The Nigerian Bar Association (NBA) held the elections for its national officers on July 29, 2020. It was undoubtedly one of the most popular elections of the association in recent times. Part of the reason the elections drew much attention was that one of the contestants for NBA President – Olumide Akpata, who went on to win the election into that position – is quite popular among young lawyers. Also, many young lawyers who are eager to see progressive change within the association were actively engaged with respect to the elections on different social media platforms.
Beyond the legal profession, the average middle-class Nigerian seemed interested in the outcome of the elections with the hope of seeing a new leadership in the NBA that would revivify the association. People are keen to see an NBA that is a pressure group, which is capable of demanding accountability from public officials and promoting rule of law in Nigeria.
The NBA is self-acclaimed as Nigeria’s foremost and oldest professional membership organization and Africa’s most influential network of legal practitioners. But beyond that, by virtue of being the body of all practicing legal practitioners in Nigeria, the NBA is properly positioned to be the ombudsman of Nigerian democracy. It ought to be the frontrunner in the fight against corruption, the promotion and protection of human rights, and the advancement of rule of law and good governance in Nigeria.

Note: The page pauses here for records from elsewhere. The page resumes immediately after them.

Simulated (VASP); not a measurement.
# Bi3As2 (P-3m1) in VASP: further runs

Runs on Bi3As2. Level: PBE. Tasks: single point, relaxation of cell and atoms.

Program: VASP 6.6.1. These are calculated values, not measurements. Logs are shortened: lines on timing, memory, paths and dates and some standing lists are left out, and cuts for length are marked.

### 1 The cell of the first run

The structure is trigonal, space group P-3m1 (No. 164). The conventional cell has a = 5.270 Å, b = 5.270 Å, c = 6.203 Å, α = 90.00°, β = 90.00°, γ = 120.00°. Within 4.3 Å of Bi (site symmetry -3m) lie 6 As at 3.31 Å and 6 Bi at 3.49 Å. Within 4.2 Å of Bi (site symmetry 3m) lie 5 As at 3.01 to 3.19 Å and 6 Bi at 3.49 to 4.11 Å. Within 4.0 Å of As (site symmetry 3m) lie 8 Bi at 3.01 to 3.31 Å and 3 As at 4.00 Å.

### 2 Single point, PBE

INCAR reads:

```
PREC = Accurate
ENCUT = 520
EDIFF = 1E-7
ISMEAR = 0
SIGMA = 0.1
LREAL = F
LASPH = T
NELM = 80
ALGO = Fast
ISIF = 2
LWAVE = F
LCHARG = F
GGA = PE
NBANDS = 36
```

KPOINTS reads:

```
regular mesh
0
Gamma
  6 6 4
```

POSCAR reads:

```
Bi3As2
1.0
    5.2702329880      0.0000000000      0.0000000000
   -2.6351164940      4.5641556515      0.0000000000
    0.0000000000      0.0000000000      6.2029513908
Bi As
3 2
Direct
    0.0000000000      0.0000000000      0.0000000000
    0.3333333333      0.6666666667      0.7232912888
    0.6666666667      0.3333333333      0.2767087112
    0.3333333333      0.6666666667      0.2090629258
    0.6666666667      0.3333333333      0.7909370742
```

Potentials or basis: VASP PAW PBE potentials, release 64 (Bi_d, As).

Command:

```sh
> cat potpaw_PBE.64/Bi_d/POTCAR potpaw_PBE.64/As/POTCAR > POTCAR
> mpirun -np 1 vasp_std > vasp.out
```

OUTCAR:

The association has an observer status at the African Commission on Human and Peoples’ Rights and a working partnership with many national and international governmental and non-governmental organizations. Yet the NBA has become so weak that it is incapable of protecting even its members who are unjustly arrested in the course of representing their clients. Given this weakness of the association, how can it aid the society?

There have been calls for all sorts of reforms in the administration of President Muhammadu Buhari. There is an advocacy for police reform, particularly a call to dismantle the Special Anti-Robbery Squad (SARS) of the Nigeria Police Force. Nigerians are also demanding an end to human rights abuses. Other advocacies include prison reforms, reforms in the appointment of judges and judicial processes and procedures. The NBA is not known for spearheading or actively pursuing any of these reforms.

In its constitution, the NBA has very laudable aims and objectives, including: maintenance and defence of the integrity and independence of the Bar and the Judiciary in Nigeria; improvement of the system of administration of justice, its procedures, and the arrangement of court business and regular law reporting; establishment, maintenance, and operation of a system of prompt and efficient legal aid and assistance for those in need but who are unable to pay for same; promotion and support of law reform; maintenance of the highest standard of professional conduct, etiquette and discipline; and encouragement and protection of the right of access to courts at reasonably affordable fees and of representation by counsel before courts and tribunal.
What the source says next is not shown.